Is Your Insurer Ignoring Climate Change Risk?

With climate change comes significant risk of weather-related catastrophes, the likes of which could mimic Katrina and Sandy. Without more insurance companies acknowledging the exposure, we all stand to lose.

Victims of Hurricane Katrina helped by the National Guard.
Victims of Hurricane Katrina helped by the National Guard.
Credit: National Guard

Looking back over the last decade, it’s all too easy to recall environmental disasters that left thousands of families homeless.

Worse, after their losses families often found themselves unable to rebuild due to insurance loopholes and ill-prepared catastrophe models.

The most notable catastrophes include Hurricane Katrina and Hurricane Sandy, which caused upwards of $130 billion in direct damage combined – and more than double that in total economic losses.

According to Swiss Re, insurance covered less than a third of the $11.6 billion in global losses from weather-related disasters in 2013.
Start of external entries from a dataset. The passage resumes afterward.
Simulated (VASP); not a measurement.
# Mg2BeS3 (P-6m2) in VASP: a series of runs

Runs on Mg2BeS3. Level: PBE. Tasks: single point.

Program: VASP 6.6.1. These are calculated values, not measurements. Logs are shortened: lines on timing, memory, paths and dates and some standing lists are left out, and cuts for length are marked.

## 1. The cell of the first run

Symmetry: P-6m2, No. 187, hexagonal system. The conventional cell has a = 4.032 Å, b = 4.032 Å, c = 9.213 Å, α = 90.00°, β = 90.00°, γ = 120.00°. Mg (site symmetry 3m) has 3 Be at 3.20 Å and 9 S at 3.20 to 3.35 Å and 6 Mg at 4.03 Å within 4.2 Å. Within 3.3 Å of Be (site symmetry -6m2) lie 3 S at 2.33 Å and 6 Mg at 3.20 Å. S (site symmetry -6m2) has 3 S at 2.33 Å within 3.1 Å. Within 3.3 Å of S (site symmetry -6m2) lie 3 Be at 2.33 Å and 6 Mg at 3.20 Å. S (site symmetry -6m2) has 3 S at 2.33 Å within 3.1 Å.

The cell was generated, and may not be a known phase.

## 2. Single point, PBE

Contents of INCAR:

Looking ahead at climate related exposures, a report by CoreLogic found that more than 6.5 million homes along the U.S. Atlantic and Gulf Coasts are at risk of storm surge inundation, representing nearly $1.5 trillion in total potential reconstruction costs.

As climate change continues, leaving significant uncertainty and risk in how to best prepare properties against such “unforeseen” hazards from Mother Nature, insured parties need to start being more proactive and demanding improved options from insurance companies.

What Can Insureds Do?

Given the lengthy and widespread financial havoc that results from the existing perfunctory policies, we all have a stake in changing the norm.

Among the ways insureds can reduce exposure include: 1) understanding green risk management and 2) successful risk transfer to insurance companies.

However, just last fall, a report from Ceres, the nonprofit sustainability advocate, discovered “a profound lack of preparedness in addressing climate-related risks and opportunities.”

Based on 330 insurer disclosures last year in response to a climate risk survey, the study broke down the answers into a 4-point scale between “minimal” and “leading.” A mere 3% of companies received the top ranking:

Other key findings of the report found that insurers with more than $5 billion in direct premiums had stronger climate risk management practices than their smaller counterparts.

What’s more, only 1-in-10 insurers overall have issued public climate risk management statements articulating their understanding of climate science and it’s implications for their models.

The point is this: insurance companies across the board must not only acknowledge the real threats posited by climate change, but actually change their models and policies to better protect supply chains, buildings, crops and other assets that if left underinsured could eventually succumb to extreme weather scenarios and ultimately end up costing the government significantly more.

So what can be done?

First, ensure that your policies are as sound as possible against climate change risks. Check for gaps in insurance coverage and exposure to events likely to be associated with climate change. Educate yourself on the types of coverage you need for your respective assets and call your insurer to discuss the options.

Second, consider advocating for stronger insurance requirements through the federal government. The risks involved in inadequate insurance policies are momentous and if we fail to act and be prepared, the consequences will continue to be dire.